There were even a handful of other males out and about at this time of day. Some did just as I did and took photos. Another was jogging along the beach with a pair of dogs.
Eventually, the lighting went from moody soft colors to loud bright yellow as the sun went high enough on the horizon. And instantly when that happened, the waters got ripply (hence the reflections went away), it got real hot (and I started to sweat), and the clouds turned whitish again. So that was enough photographing for me. Now, it’s time to return to our bungalow, where I’m sure outsiders could tell we’re using the AC because our window had lots of condensation on it, and it seemed we were the only ones from what I could visibly tell.
After we were done packing and getting ready for the day, we had breakfast in the familiar dining area by the infiniti pool. Funny how the weather now is nice and sunny with all the lagoon colors coming out when it’s a travel day, and we have to leave the resort. I can only hope this fine weather is also the case in Aitutaki.
It was about 8:45am when we were done with our complementary breakfast and drove around the eastern end of the island back to the airport. Julie needed some soy milk to bring to Aitutaki (thinking there wouldn’t be any over there) so we made a stop at the supermarket before returning to the airport at around 9:15am.

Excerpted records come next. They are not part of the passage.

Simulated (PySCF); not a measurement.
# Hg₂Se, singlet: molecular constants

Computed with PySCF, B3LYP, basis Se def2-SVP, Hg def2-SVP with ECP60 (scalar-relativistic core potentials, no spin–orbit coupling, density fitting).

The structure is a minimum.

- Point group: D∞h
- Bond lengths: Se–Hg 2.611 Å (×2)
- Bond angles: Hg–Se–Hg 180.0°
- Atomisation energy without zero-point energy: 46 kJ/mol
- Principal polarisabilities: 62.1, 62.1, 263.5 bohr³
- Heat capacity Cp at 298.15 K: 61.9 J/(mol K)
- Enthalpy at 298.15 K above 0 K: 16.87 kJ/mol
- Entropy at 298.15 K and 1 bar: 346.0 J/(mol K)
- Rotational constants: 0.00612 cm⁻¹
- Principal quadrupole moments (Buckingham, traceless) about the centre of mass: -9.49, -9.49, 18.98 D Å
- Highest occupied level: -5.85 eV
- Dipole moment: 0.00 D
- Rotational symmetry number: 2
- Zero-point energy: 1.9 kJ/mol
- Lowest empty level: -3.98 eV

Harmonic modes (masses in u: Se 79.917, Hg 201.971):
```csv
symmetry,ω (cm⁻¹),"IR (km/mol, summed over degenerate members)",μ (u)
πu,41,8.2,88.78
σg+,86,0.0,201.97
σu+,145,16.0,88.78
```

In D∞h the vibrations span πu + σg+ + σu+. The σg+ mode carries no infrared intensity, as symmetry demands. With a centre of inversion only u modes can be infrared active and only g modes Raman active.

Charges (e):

It turned out that we were a bit too early for both the Avis car hire and to check-in for our departure to Aitutaki so we were spending the time reading our LP about possible places to eat as well as figuring out how we should spend our time there.
Anyways, eventually we got to check in our luggage (with soy milk and all), and then had to wait for roughly another hour before we finally got to board our plane. During that time, the mosquitoes were having a field day with us, and it was stiflingly muggy and hot. Both of us were glistening with sweat and our clothes were sticking to us. So much for maintaining travel clothes, because on the day we return to LAX, we’re going to have to go through a similar ordeal but without the benefit of having a shower prior to our flight.
By around 11:30am, we landed in Aitutaki. We were on the left side of the plane hoping for that Bora Bora-like aerial view of Aitutaki. Unfortunately, it was quite cloudy and the plane flew a lower trajectory so we couldn’t get that nice aerial shot that I wanted.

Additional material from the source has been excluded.